COMMENT: Why Conservative election defeat not just down to Brexit
PUBLISHED: 10:15 04 May 2019 | UPDATED: 10:43 04 May 2019
It'll be a few weeks, if not months, before the dust settles on this set off North Somerset Council results, and Mercury editor Tom Wright has looked at a tumultuous 48 hours.
And what pretty extraordinary results they were - a 12-year Conservative administrative has come crashing down, with a first hung council since 2003-7. Even then, the Tories managed to be the largest group, but not now.
Well, views depend on whether you were a beneficiary or sufferer of this political shift away from Tory rule.
Those Conservatives ousted - the only party to suffer a drop in councillors - were clear. There is one reason, and one reason only: Brexit. Failings in Westminster had cost the party during the local elections.
Several Conservatives said campaigns revealed people were angry with a lack of Brexit progress and that people wanted to Theresa May to go. One losing Conservative talked about 'hostility' on the streets because of forthcoming EU elections.
Even some North Somerset Tory candidates on social media appear to echo those frustrations - yet still chose to represent the party.

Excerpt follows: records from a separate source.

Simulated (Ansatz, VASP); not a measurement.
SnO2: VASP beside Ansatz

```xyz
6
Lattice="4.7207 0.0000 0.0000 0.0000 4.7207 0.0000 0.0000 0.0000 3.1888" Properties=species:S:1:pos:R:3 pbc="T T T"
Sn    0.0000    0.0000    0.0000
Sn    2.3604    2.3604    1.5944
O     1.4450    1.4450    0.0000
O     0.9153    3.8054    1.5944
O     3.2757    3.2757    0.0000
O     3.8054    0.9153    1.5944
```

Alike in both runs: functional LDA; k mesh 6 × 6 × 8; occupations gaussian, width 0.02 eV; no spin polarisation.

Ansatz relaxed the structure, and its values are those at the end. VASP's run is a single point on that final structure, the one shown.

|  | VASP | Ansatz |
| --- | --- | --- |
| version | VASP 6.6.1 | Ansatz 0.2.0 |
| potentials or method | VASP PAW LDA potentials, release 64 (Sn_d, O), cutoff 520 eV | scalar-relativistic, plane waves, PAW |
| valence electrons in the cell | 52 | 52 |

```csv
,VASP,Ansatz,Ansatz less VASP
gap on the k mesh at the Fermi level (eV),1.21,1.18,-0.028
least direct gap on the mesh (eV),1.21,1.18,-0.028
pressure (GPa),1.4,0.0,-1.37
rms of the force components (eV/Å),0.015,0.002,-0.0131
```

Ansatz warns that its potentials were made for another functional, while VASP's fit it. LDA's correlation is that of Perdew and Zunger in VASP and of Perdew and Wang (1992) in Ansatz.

National losses of more than 1,300 council seats show the Conservatives loss of support was not just a freak North Somerset phenomenon – clearly a bigger a force was at work.
But this isn't the EU elections where a swing to the Brexit Party would show that this is all about Europe and anyone shrugging and wholly blaming Brexit is ignoring problems closer to home.
The Conservatives lost seats to independents, Labour, Liberal Democrats and Portishead Independents (four) - hard to find any discernible Brexit pattern there. Would many hard Brexiteers, frustrated by Westminster inactivity, start switching to Remain-supporting the Green Party and Liberal Democrats who picked up more seats collectively than the Conservatives?
The rise of independents and Portishead Independents shows the hot ticket in town was being hyperlocal and the areas where they were won shows Brexit apathy cannot be the whole story in North Somerset.
The council's housing strategy has largely been ripped apart in recent years. Once there were plans for approximately 14,000-17,000 homes between 2006-2026 and following Government intervention this was raised by more than 5,000, with thousands more expected in the decade which follows.
It has meant a re-writing of long-term plans, and those worst affected – or likely to bear the brunt in future – have turned their backs on the Conservatives in their droves.
* Backwell and Nailsea have been earmarked for about 700 and 2,500 homes by 2036: Conservatives lost all three seats it held in those areas.
* Banwell & Winscombe and Blagdon & Churchill: Thousands of homes are planned near Banwell and Churchill in two new villages by 2036: Conservatives lost two of its three.
* Portishead: Has seen a huge amount of housing in recent years, but promised delivery of infrastructure in 2015 (such as a railway) have not materialised: All six Conservatives failed to be re-elected.
* Yatton: Hundreds of houses under construction at North End, with many more expected: Conservatives lost both seats.
And then there are areas where promises were not delivered, for example new swimming pools for Nailsea and Weston promised on the eve of the 2015 election.
With large amounts of house-building - largely prompted by high Tory Government targets - and a dearth of infrastructure improvements, many voters clearly felt the old administration was not doing enough to help their communities. Perhaps, even harming them.
The five areas mentioned account for 13 of the Conservatives' 24 loses – its solitary gain being in North Worle.
The beneficiary, Marc Aplin, tweeted: “Easy to blame Brexit, but this election proved that you need to give local people a reason to vote for you.
“You must have been actively working for them and making an effort to connect.
“Otherwise, why would they put an 'x' by your name?”
Did I see this coming? No. I expected a few Conservative loses, at worst a loss of overall control for the Tories. What happened was a bloodbath.
It remains to be seen what sort of council we will now have, but this honeymoon period won't last long.
Those coming to power promising a better council need to back that up with action because as Friday proved, politics can be brutal.